I have been married to my DH for 1.5 years after dating for 2.5. My SS is now 8, so technically I have been a part of his life for half of his life. In the begining things with Dudebug were good and at times, great. He was always accepting and affectionate. I never overstepped my boundaries. We had lots of fun. I made some very positive changes at DH's bachelor pad. I instituted bedtime stories, made sure teeth were brushed daily and nightly, cooked good food and taught Dudebug table manners.

Then one day, I was with DH to make the drop-off. It wasn't purposefully to hurt BioMom it was just convenient since we had to go to the grocery store. When she saw I was in the car she started screaming obscenities at me, holding on to Dudebug's hand, running around to my side of the car screeching names at me that a 5 yr old should never hear. I was appalled, but I said and did nothing. I kept looking at Dudebug and the sad thing was he didn't look shocked or scared. I think he had seen BioMom make these kinds of scenes before - DH later confirmed that for me. Anyway, DH tried to shut her down but ended up calling the police who took a report of the incident. She threatened me in a hypothetical way (if I ever hurt Dudebug...etc) so technically she didn't break the law at that time. I don't know why she hates me. They were divorced when I came into the picture. I have been nothing but kind to her son.

After that incident, I changed. I couldn't help it. I have never gone through such a "Jerry Springer" type of scene before and I was stunned. I pulled away from Dudebug. I wasn't mean or rude to him, but I was afraid to touch him. Afraid to have pillow-fights, or play fort, or tickle games. DH and I argued at times when he felt like I was letting BioMom, The Weasel, dictate my relationship with Dudebug. I have rebounded a bit since then. Dudebug and I have a good relationship, but I don't think its great. I want good things for him; I want him to grow up to be a good person, but I worry that I don't FEEL the things I should feel. He cuddles me and says "I love you", and I return it, but I don't initiate affection.

I still wonder at times what my role should entail. I hope this forum helps me figure that out. I have a harder time with the boundaries now that he's older. Discipline is a problem sometimes. The Weasel trains him to be rude to me, she interrogates him when she calls, and when he comes over after a few days with her, his manners are all but gone. DH tells me I may not be his BioMom (he hates it when I bring that up) but I am the "mother of the house" and I am free to discipline him as needed.

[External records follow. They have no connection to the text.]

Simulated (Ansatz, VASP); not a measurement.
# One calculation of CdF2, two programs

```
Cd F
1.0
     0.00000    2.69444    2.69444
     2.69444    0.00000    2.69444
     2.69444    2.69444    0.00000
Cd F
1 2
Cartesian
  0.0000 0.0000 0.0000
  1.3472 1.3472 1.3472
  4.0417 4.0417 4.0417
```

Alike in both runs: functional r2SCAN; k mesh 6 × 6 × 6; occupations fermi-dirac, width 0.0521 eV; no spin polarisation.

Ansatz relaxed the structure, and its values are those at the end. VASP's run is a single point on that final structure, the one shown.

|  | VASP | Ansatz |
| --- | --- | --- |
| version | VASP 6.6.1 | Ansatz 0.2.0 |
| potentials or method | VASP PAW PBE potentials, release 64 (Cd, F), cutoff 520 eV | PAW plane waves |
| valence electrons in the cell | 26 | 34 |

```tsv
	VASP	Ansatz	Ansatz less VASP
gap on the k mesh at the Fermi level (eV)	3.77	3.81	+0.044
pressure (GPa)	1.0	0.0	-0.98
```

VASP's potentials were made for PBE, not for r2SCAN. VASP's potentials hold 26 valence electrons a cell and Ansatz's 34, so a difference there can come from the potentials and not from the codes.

The Weasel's behavior over the years strongly demonstrate that she still wants DH to focus on her. For awhile there, DH wondered about Munchausen's when Dudebug always got sick at her house and never at ours. She changes the 60/40 schedule A LOT and always at the last minute (not even 24 hr notice!). She even calls DH a couple times a year to tell him she's dying (hasn't yet!). And can you believe that after 4 years around her son, she still insists that he not be left home alone with me! I am his SM! She said she "isn't comfortable" with it and isn't ready. I am hugely insulted because, as a teacher, the state says I can safely be around children. She is just enjoying calling the shots at our house. DH currently puts up with everything from her because its "easier" than arguing or going to court. I hate that she gets away with everything but I don't complain or cause problems. DH says that it will eventually go back to court. She'll want to move or do something stupid. He said if she tries anything he'll fight this time. I hope so. I am so tired of her venom. I'm tired of waiting for another disgusting scene. I'm also tired of seeing DH differ to her.

~3rd Time is TheCharm

Comments

goodmom's picture

I want to post a intro like yours. How in the heck do you get it to post to this home page instead of going to a seperate forum???? I can't figure it out. Having a dee dee dee moment here.

Having a baby does not make you a mother.

Sia's picture

and post there....then it will show up here.

goodmom's picture

Thanks Sia:)

Having a baby does not make you a mother.

imagr8tma's picture

Seems like you too have a BM who just can not move on and let there be peace for the sake of the child.

I just wanted to welcome to you and I hope that you find the great ladies on this site to be as helpful to you as they have been to me.

It is great having a place to come to to just vent and get it all out.

Wicked.Step.Monster's picture

I completely agree... the 3rd time is the charm! I'm DH's 3rd wife and he's my 3rd hubby. Been going strong for 9 years now!!!